City of Chicago v. Alayah — Court affirms that Chapter 13 plans may pay bankruptcy attorneys’ fees before nonpriority creditors

Case
In re Stephen Falkner and Ahmed Alayah
Court
United States Court of Appeals for the Seventh Circuit
Date Decided
June 10, 2026
Docket No.
Nos. 25-2878 & 25-2879
Topics
Bankruptcy; Chapter 13 repayment plans; attorneys’ fees; disposable income

Background

Ahmed Alayah and Stephen Falkner each filed Chapter 13 bankruptcy petitions in June 2025 and submitted final amended repayment plans in September 2025. Both debtors earned below-median income for Illinois. Alayah’s three-year plan allocated funds to pay secured creditors, priority creditors, the bankruptcy trustee, and his bankruptcy attorneys, leaving only $800 monthly to pay nonpriority unsecured creditors including the City of Chicago (to whom he owed $12,511.66). Falkner’s plan similarly prioritized secured and priority creditors plus attorneys’ fees, leaving no funds for nonpriority unsecured creditors despite owing the City $7,766.10.
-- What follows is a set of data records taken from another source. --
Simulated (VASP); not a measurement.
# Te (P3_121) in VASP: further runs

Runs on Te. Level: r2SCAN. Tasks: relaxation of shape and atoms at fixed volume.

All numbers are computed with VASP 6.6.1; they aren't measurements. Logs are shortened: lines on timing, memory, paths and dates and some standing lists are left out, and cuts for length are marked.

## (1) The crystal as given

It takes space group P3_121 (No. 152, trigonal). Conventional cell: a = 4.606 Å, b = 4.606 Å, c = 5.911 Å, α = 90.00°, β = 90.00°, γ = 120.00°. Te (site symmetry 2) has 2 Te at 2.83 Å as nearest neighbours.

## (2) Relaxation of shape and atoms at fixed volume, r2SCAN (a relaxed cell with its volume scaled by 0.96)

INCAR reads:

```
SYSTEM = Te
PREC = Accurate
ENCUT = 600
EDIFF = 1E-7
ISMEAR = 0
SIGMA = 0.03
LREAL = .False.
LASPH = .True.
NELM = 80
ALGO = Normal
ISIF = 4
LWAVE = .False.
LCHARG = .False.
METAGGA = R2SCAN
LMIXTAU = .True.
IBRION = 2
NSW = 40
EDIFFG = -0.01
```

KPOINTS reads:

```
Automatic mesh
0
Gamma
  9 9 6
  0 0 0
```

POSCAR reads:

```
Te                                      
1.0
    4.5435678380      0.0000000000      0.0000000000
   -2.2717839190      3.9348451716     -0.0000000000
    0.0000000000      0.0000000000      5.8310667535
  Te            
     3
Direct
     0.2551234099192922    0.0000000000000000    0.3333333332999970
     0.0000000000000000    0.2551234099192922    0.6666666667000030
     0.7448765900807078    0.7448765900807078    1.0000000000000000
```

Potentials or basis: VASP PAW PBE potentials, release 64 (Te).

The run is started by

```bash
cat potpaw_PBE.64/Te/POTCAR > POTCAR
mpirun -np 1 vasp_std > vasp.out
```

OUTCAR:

The City of Chicago objected to both plans, arguing that allocating projected disposable income to bankruptcy attorneys violated 11 U.S.C. § 1325(b)(1)(B), which requires all disposable income be “applied to make payments to unsecured creditors.” The City contended that attorneys are not unsecured creditors, and alternatively, that attorneys could not receive payment without filing a formal proof of claim. The bankruptcy court confirmed both plans, relying on prior case law treating bankruptcy attorneys as unsecured creditors eligible to receive payment.

The City appealed to the Seventh Circuit, challenging whether the bankruptcy court could confirm plans that allocated disposable income to attorneys’ fees while objecting unsecured creditors remained unpaid.

The Court’s Holding

The Seventh Circuit affirmed, holding that Chapter 13 plans properly allocate funds to pay bankruptcy attorneys’ fees during the commitment period. The court reasoned that § 1325(b)(1)(B) cannot be read in isolation. Instead, other Code sections mandate attorney payment priority: § 1322(a)(2) requires plans to provide full payment of all priority claims (including attorneys’ fees under §§ 507(a)(2) and 503(b)(2)), and § 1326(b)(1) specifies that priority claims “shall be paid before or at the time of each payment to creditors under the plan.” These provisions establish that attorneys’ fees must be paid before or simultaneously with nonpriority unsecured claims.

The court rejected the City’s argument that the 2005 BAPCPA amendment to § 1325(b)(1)(B) prohibited paying attorneys before nonpriority creditors. Applying the principle that the Bankruptcy Code should not be read to erode past practice without clear congressional intent, the court found no indication Congress intended to displace the decades-old practice of prioritizing attorney fees. The amendment appeared narrowly tailored to address the means test for above-median debtors, not to alter attorney payment timing for below-median debtors.

The court further held that bankruptcy attorneys qualify as unsecured creditors capable of receiving projected disposable income under § 1325(b)(1)(B), and need not file a formal proof of claim. Instead, attorneys may request payment as an administrative expense under § 503(a). The court emphasized that a plan must account for attorneys’ fees only once—either as a deducted reasonably necessary expense or as a direct claim payment, but not both.

Key Takeaways

  • Chapter 13 plans may allocate projected disposable income to pay bankruptcy attorneys’ fees during the commitment period, even when nonpriority unsecured creditors object.
  • The Bankruptcy Code mandates that attorneys’ fees, as priority claims, be paid before or contemporaneously with payments to nonpriority unsecured creditors under §§ 1322(a)(2) and 1326(b)(1).
  • Bankruptcy attorneys qualify as unsecured creditors and may receive payment without filing a formal proof of claim; they may instead request payment as an administrative expense.
  • The 2005 BAPCPA amendment did not eliminate the longstanding practice of prioritizing attorneys’ fees over nonpriority unsecured creditors’ claims.

Why It Matters

This decision protects debtors’ ability to compensate bankruptcy counsel adequately during Chapter 13 repayment, ensuring access to competent legal representation without forcing attorneys to defer compensation until after nonpriority creditors are paid. The ruling also resolves ambiguity created by BAPCPA’s 2005 amendments and clarifies that bankruptcy attorneys hold claim rights as unsecured creditors entitled to priority administrative expense treatment.

For nonpriority unsecured creditors, the decision confirms they cannot prevent debtors from paying legal fees through the plan. The ruling preserves § 1325(b)(1)(B) protections by clarifying that attorneys’ fees are paid from a separate statutory priority rather than from amounts designated for unsecured creditors, maintaining the statutory framework that governed Chapter 13 before BAPCPA.